Cores, arrays set sights on CAM market
Cores, arrays set sights on CAM market
By Loring Wirbel, EE Times
October 14, 2003 (11:56 a.m. EST)
URL: http://www.eetimes.com/story/OEG20031014S0016
DENVER Given the soft state of content-addressable-memory markets for network search, HyWire Ltd.'s push into search engines may seem ill-timed. But the company maintains an algorithm advantage will give its HyCognito parts, aimed at soft-core or embedded-array implementations, a cost and performance edge over ternary CAMs and other search engines.
HyWire founder Moshe Stark has designed network processors at MMC Networks Inc. and developed floating-point units and Fast Ethernet MACs at Intel Corp. He said his team's search algorithms are a superset of ternary-CAM concepts but are far more efficient, achieving 400-Msample/second search speeds.
The algorithms do not use decision-tree or hash-based structures but rather deterministic procedures operating at Layer 2 and Layer 3. "This allows us to handle true classification as well as search," Stark said.
The search algorithms were first demonstrated at last fall's Network Pr ocessors Conference West, when HyWire (Netanya, Israel) showed a module-level version of its Range Search Engine (RSE). The company plans to offer the RSE in a standard embedded array with on-chip memory, based on a standard 0.18-micron process, at the end of this year. Next year, HyWire will add soft cores to integrate the search logic into customers' ASICs.

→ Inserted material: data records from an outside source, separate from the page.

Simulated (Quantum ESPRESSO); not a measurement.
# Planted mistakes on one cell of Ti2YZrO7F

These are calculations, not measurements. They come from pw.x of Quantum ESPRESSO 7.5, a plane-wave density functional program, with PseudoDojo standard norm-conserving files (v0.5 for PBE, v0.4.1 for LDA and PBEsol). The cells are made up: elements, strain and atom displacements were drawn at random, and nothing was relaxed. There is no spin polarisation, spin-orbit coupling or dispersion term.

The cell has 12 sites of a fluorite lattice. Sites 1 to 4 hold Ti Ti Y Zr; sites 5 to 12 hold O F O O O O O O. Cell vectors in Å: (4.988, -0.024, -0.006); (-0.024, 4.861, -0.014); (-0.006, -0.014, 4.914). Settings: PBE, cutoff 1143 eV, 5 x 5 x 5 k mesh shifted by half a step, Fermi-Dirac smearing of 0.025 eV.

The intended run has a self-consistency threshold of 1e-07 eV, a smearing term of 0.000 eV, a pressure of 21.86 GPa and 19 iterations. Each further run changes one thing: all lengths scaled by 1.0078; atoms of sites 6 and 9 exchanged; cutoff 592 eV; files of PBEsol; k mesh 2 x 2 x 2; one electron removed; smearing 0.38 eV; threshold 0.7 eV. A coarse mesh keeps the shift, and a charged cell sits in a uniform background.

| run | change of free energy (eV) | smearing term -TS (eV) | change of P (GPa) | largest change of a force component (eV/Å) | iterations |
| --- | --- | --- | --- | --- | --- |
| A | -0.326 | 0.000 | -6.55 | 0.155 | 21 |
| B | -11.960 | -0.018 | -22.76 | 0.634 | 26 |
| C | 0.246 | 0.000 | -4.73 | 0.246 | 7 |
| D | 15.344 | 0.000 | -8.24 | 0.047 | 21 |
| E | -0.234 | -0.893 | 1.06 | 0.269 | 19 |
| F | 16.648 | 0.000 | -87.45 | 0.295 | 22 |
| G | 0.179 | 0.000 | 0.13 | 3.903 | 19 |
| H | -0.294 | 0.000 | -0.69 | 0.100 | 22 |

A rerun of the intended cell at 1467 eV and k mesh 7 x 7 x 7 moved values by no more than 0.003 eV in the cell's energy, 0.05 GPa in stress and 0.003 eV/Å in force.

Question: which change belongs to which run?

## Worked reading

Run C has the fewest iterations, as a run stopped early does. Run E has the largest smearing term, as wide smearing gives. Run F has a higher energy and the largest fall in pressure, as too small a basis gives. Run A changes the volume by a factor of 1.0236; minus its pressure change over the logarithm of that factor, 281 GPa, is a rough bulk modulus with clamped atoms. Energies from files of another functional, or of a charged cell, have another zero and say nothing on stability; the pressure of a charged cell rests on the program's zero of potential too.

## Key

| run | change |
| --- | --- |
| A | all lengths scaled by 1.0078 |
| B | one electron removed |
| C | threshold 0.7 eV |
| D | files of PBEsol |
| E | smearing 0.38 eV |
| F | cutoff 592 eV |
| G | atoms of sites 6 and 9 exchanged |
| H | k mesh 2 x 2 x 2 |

HyWire has been working with Infineon Technologies and Micron Technology on using the engine with RL-DRAM and is exploring the FCRAM from Fujitsu as well. Because the RSE design can integrate counter and timer groups on-chip and can use standard DRAMs without special buses, the search engine design can be implemented cheaply, yet search table space can expand to multiple-million-deep lookup tables. Each data entry can be associated with a specific counter/timer on a per-prefix or per-access control list basis, allowing for efficient pipelined searches.
The key to the HyWire device efficiency is the algorithmic ability to transform packet prefixes into ranges using software. Unusual conditions such as range overlaps can be handled efficiently, whereas straightforward TCAM lookup can be redundant in supporting multidimensional quality-of-service or security functions.
The HyCognito devices are called Search Engine Managers (SEMs), since they constitute the logic for turning DRAMs into lookup devices. The ASSP single-chip devices, based on the RSE, are intended to handle 10-Gbit/second OC-192 or 10-Gbit Ethernet networks, analyzing IPv4 (6 million-entry) or IPv6 (4 million-entry) packets.
At $250 each in 10,000-unit quantities, the ASSP's price is less than an 18-Mbit ternary CAM, yet the part can offer the same search capabilities as 12 TCAMs with IPv4 or 32 TCAMs for IPv6, HyWire said.